Turner Field


Turner Field, named after Brave owner Ted Turner, is located at 755 Hank Aaron Drive in  Atlanta, Georgia.  The stadium debuted as Centennial Olympic Stadium for the 1996 Summer Olympics and had a seating capacity of 83,500.  After the Olympics it became Turner Field and opened for baseball only on March 29, 1997 to house the Atlanta Braves.  On April 4, 1997, the Braves defeat the Chicago Cubs 5-4 in the first game at the state of the art ballpark as 50,096 fans watched.  


Despite it's short history, has hosted an All-Star Game, a World Series,The world class ballpark a no-hitter and a baseball milestone.  On July 11, 2000, Turner Field hosted the 71st  Midsummer Classic,  which saw the American League beat the National League 6-3 with the New York Yankees Derek Jeter going 3 for 3 and made a fantastic play in the field to capture the MVP award.  


Turner Field also hosted the 1999 World Series which the New York Yankees swept in four games from the Atlanta Braves, who disappointed the home crowd after winning 103 regular season games.  Yankee closer Mariano Rivera was names the MVP.  Other notable milestones at the ballpark include Randy Johnson’s no-hitter against the Braves on May 18, 2004 and Braves’ legend John Smoltz recording his  3,000 strikeout on April 22, 2008.


The park is less than a mile from downtown Atlanta, surrounded by highways making it accessible mainly by car and bus.  Due to the surrounding infrastructure, the stadium is not very accessible to pedestrians and has no restaurants, bars, or entertainment outside the stadium.  It is an open air stadium, brick and limestone exterior, with GN-1 Bermuda Grass playing surface, seating capacity of 49,743, and was privately funded at a cost of $235 million.   Turner Field has four levels, field, terrace, Lexus, and upper deck, plus 59 luxury boxes and three party suites that are discretely located below the upper deck.  There are no bleacher seats at the stadium; each spectator gets a seat with an armrest and back.  
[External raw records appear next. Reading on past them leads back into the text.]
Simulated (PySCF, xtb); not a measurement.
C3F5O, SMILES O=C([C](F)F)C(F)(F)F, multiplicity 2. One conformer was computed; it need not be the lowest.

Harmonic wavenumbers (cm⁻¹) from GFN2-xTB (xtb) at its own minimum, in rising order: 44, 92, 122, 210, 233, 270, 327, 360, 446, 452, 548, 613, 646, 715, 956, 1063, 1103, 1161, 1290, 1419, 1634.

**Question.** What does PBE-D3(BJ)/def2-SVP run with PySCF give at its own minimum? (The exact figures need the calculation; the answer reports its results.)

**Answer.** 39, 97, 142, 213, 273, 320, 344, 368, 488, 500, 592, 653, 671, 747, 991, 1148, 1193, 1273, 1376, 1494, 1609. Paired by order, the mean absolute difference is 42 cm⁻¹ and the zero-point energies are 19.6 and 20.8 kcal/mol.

The ticket booth and Monument Grove is located on the northwest side of the ballpark and thus is the main entry into the park.  There are several other entries, but most fans utilize plaza entry where they can take in Brave History with a stroll past Monument Grove, which has statues of Hank Aaron,  Phil Neikro, and Ty Cobb, plus retired player number statues of Aaron, Niekro, Warren Spahn, Eddie Matthews, and Dale Murphy.  Adjacent to the Grove, is the main entry with a plenitude of food and activities.  Tooner Field is located in the main entry plaza and has games and souvenir shops.  Scouts Alley, located under the left field stands houses interactive games for kids.  A 100 foot diameter photograph of Hank Aaron's 715th homerun ball adorns Plaza Side Scoreboard and fans can walk the entire lower concourse and without losing sight of the action, an oddity among stadiums.  


Spectators search for their seat by red numbers against dark blue seats, and white/gray concrete to match the uniforms of the home team.  The park dimensions are 335 feet to left, 380 feet to left-center, 401 feet to center field, 390 feet to right-center, and 330 feet to right field.  The stadium has panoramic views, a high-definition video screen in center field (the largest at time of installation), the Braves Museum and Hall of Fame beyond left field, the Chop House restaurant overlooks center field, and the private 755 Club restaurant overlooks left field.  The Coca-Cola sky field is located in the left field upper level concourse and has games for kids as well as a mist spray for all fans to cool off.    The East and West Pavilions feature games and concession stands.  The stadium has a strong affiliation with Loony Toons, which caters to the atmosphere of the ballpark, and makes going to Turner Field a family experience.


Hard core baseball fans sometimes think the Loony Toons presences is a little excessive, yet send them to a game with a four-year old and they may enjoy a different perspective.  The Atlanta Braves provide a first class stadium, baseball, and entertainment experience.